Thursday, February 3, 2011

Preparing for Haiti: Part 3

I often wonder if I am a woman of my word. OK, honestly, I hate that I’m really not. I also think, what memories will my children choose to remember of me? Am I someone who played with them? Am I someone who was busy all the time? Yelled a lot. Calm in the face of struggles. Their encourager. Then there is the issue of 100 times a day my kids loose their cool over something, and I hear the words pour out of my, “Take a breath. Relax. We can’t think when we are upset. Take a breath and let’s think about this. We can be angry, but we don’t have to loose our cool.” Then it never fails, I am tested five minutes later, and yes, I loose my cool. I feel like I loose it a lot and honestly I feel like, how are my children ever going to believe anything I say when I’m not a woman of my word? When I tell them to behave one way, and then act another?

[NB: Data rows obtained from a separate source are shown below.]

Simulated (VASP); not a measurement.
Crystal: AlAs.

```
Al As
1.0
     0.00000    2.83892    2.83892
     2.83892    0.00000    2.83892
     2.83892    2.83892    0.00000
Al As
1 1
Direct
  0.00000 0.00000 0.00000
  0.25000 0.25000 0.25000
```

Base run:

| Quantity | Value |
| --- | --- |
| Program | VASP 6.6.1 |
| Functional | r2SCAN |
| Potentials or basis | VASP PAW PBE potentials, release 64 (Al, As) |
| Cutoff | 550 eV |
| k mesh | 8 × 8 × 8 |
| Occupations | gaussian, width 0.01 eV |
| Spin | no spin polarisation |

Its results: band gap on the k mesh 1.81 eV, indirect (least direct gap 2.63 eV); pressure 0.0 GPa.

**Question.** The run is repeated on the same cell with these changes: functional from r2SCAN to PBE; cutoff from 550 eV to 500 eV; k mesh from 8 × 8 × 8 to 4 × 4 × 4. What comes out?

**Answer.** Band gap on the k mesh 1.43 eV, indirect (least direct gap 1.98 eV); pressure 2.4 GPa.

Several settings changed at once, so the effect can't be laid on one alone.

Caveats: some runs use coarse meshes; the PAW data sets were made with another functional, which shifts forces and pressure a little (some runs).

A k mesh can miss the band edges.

Today was a day of pushing all sorts of limits. After starting breakfast at the request of my children, my cousin called. He wanted to know how flexible my travel time was because of all the weather around the country. He wanted me to leave 12 hours earlier than expected. Oh. OK. We can make that happen. I call Paul, I find a sitter, I wash a dish, I turn the TV on for the kids so I can pack, and we’ll make this happen. Then I go to grab my passport. Not where I left it. I look in the second place I keep it, our files. Not there. There are three places I keep my passport, all of them void of my one absolute critical traveling need. I call Paul, he doesn’t know. While my heart starts beating faster, I am trying to retrace my steps. Really difficult for me, when so many of my days feel the same. Then I have this vague memory of starting to pack for Haiti a month ago and moving my passport with my jewelry. Yeah. The Jewelry box that was stolen off my dresser at Christmas. I don’t have it. I don’t have a passport and I am supposed to leave for Haiti in four hours.

I stood their paralyzed. I started to cry, then I started to weep. A really hard cry from deep within. I hadn’t felt violated with the burglary until just then. They finally had taken something critical from me, my opportunity to go Haiti. I was looking at yet another trip cancelled. I couldn't breath. I was crying so hard. I called my friend Lindsey. She could talk me out of this place. Speak truth to me. Pray for me. I’m pretty sure she thought I had been attacked and when I told her what happened, she responded, “It’s OK. We can do this.” She found a passport emergency office here in the Twin Cities. There are only a handful of offices around the country, and wouldn’t you believe that one of them is 10 min from our house. It was noon. My kids hadn’t eaten, and I got an appointment at 1pm. I’m printing off applications, yelling at my kids to get their coats on while they are still in their pajama’s. Somehow we did it. I got my kids to the downtown office, after getting them upstairs, we had to go four blocks to the Post Office and get my photo taken, go back and finish the application, then go back outside to feed the meter. It was a crazy two hours and I yelled at my kids a lot to walk faster, stop complaining, stop touching everything, stop interrupting, you name it. Then I got my passport. It was a miracle. In two hours I went from having no passport to having a passport and leaving for the airport.

But I wasn’t proud of how I treated my children. In the face of hardship and struggle and stress, I wasn’t the woman of my word that I wanted to be. We would pray and then I would just freak out again. My kids saw me crying and tearing apart my room looking for my passport. When my son looses his favorite blanket and he starts freaking out and yelling that someone took it, I tell him to calm down. Retrace his steps. Yelling isn’t going to help. I get that a blanket and passport aren’t on the same level to an adult, but to a child, his absolute favorite possession is missing. Just like mine. We are in the same place and I expect more from him than I am able to deliver myself. Most days I disappoint myself in how I behave. I want to the woman I trying to raise my kids to be.

I live by the promise of “one day at a time, sometimes one moment at a time.” God is gracious to me as I learn.